Any XML parser can parse XML without a schema.

Maybe you were thinking about validation - it's a separate, optional step.

Actually, that's a debate I've seen a number of times regarding XML.

There's low-level parsing, which turns a stream into an abstract syntax tree (i.e. the XML document with it's DOM interface). But then, if you want to get the data in the data structure designed to contain it (as specified, for instance, by the XML Schema), you may still need one step of transformation (DOM => data structure).

While this is not stricto sensu parsing, the task of putting the data represented by the stream into the data structure you intend to use it with is usually something you do during parsing. Most parser generators (Yacc, Bison, etc.) support this feature.

That's one thing I've always been annoyed with in XML. I guess I should try XDuce/CDuce.

To rephrase, we may talk about XML as a data exchange format or an object serialization format.

For data exchange, XML is mostly adequate, even if used "ad hoc" (without a schema). Although if an XML format is to be widely used, I'd want a schema to check conformance against. One may say this is the intended purpose of XML and schemas...

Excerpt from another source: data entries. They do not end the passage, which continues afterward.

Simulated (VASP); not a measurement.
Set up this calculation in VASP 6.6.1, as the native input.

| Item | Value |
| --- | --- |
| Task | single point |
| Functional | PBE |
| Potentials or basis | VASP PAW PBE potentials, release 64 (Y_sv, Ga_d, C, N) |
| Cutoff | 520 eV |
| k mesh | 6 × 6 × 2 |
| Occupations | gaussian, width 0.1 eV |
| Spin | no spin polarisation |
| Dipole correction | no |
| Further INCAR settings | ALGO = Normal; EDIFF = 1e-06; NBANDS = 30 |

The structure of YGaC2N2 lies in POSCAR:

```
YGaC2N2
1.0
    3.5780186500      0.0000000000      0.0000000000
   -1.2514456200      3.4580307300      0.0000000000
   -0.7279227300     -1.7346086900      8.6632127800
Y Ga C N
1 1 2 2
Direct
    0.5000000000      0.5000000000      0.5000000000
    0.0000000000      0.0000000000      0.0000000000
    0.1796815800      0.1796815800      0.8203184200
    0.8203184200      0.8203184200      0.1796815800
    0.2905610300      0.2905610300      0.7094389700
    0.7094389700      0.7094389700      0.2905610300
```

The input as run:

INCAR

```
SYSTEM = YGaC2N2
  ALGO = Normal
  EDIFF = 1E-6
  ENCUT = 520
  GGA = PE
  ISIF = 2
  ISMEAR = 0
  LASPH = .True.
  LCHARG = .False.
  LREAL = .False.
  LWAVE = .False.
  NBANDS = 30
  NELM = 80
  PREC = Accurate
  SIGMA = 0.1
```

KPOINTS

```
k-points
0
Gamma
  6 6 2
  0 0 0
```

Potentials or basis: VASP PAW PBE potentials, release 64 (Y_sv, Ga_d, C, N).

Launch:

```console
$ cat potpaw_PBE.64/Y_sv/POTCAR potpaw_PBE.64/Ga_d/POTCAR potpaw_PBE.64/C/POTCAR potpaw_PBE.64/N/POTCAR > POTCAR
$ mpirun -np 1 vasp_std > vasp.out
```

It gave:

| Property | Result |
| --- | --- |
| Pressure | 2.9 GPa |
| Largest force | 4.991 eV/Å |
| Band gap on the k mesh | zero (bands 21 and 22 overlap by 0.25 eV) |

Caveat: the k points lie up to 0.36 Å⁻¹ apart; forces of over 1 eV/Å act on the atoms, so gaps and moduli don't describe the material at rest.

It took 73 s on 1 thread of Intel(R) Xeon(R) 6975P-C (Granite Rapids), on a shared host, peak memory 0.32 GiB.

For data structure (object) serialization, XML by itself is inadequate. People seem to want more specifications layered on top, e.g. XML-RPC, SOAP or RDF/XML. (How exactly do we serialize a tuple, or a dictionary? Which of a number of ways do we choose? How about a circular list? An object with behaviour?)

I like this way of phrasing the distinction.

This discussion on C2 seems to be relevant.

A REST guy:

Can anyone explain, without using the words "Supports", "Allows" or "Flexible", just exactly where SOAP makes a positive contribution? Is this really that hard?

A SOAP guy:

Saying XML is saying something, but it isn't saying enough. A standard for using XML for messaging is required. A standard is SOAP. The standard is what is valuable. A hero without anyone to save can't be a hero.

Obviously, the SOAP guy is looking from the object serialization angle (more concretely, serialization of arguments for an RPC call), and the REST guy from the data exchange angle.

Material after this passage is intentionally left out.